For several months I've noticed that when my Firefox session gets bloated, about:memory shows zombie compartments associated with the nytimes.com site. I don't visit that site very often, but over a week or three a small subset of the pages that I visit there are leaked. I worried about it but didn't know how to track it down. It's hard to debug problems that arise over a period of weeks. (It's a testament to the reliability of our nightly builds though!)

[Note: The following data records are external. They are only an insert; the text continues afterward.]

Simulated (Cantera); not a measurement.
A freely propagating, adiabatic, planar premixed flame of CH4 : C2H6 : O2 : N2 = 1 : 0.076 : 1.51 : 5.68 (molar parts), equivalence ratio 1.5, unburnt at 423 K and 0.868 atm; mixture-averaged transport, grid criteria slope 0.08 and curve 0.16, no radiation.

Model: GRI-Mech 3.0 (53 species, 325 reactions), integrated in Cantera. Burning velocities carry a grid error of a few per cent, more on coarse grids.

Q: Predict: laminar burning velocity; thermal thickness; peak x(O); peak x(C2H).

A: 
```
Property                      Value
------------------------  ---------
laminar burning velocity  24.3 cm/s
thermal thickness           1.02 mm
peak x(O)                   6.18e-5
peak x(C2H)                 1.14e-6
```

Yesterday and today I discovered that by clicking around a large set of nytimes.com pages I could reproduce the problem in a reasonably short amount of time with a fresh profile and a small set of tabs open. Furthermore, with about:ccdump and some help from Olli Pettay, I was able to identify the particular element which forced the cycle collector to keep everything else alive. The next step was to figure out where we added references to that element that the cycle collector didn't know about. It's a hard debugging problem because we don't know which element is the problematic element until long after the references have been added
I tried a few approaches but tonight I finally found a successful one. I made a Windows full memory dump of the errant Firefox process, and attached to it with WinDbg. In the still-running Firefox process I then used about:ccdump to identify the address of the leaking DOM object. I was then able to use WinDbg's "s" command to search the entire memory space for occurrences of that address. Then I had to identify each occurrence. For the references the cycle collector knows about, this is easy: about:ccdump reveals the addresses of the referencing objects so you know those memory areas will contain the address of the leaking object. For other occurrences I had to dig around in nearby memory to figure out what sort of object contained the occurrence. Sometimes it's easy because there's a nearby vtable pointer and WinDbg can tell you which class the vtable pointer belongs to (using the "ln" command). Other cases were trickier. For example I found a reference to the leaking object next to a reference to an XPCNativeWrapper, in what looked like an array of similar pairs, and guessed that this was part of the hash table that maps DOM objects to their JS wrappers.
Anyway, I finally identified two references to the leaking DOM object from inside an nsFrameSelection object. These references were buried inside a copy of an nsMouseEvent that nsFrameSelection keeps for obscure reasons --- and did not tell the cycle collector about. Having identified the problem, creating a fix was easy since we don't really need to keep that copy around at all. Hopefully it'll land soon.
WinDbg has awful usability but is quite powerful and can do useful things that Visual Studio's debugger can't. I'm a bit fond of it as the distant descendant of DEBUG.COM and SYMDEB.EXE, which I spent a lot of time with while reverse-engineering and patching MS-DOS binaries (i.e., stripping copy protection from games) in my misspent youth. Too bad the syntax hasn't improved over the years!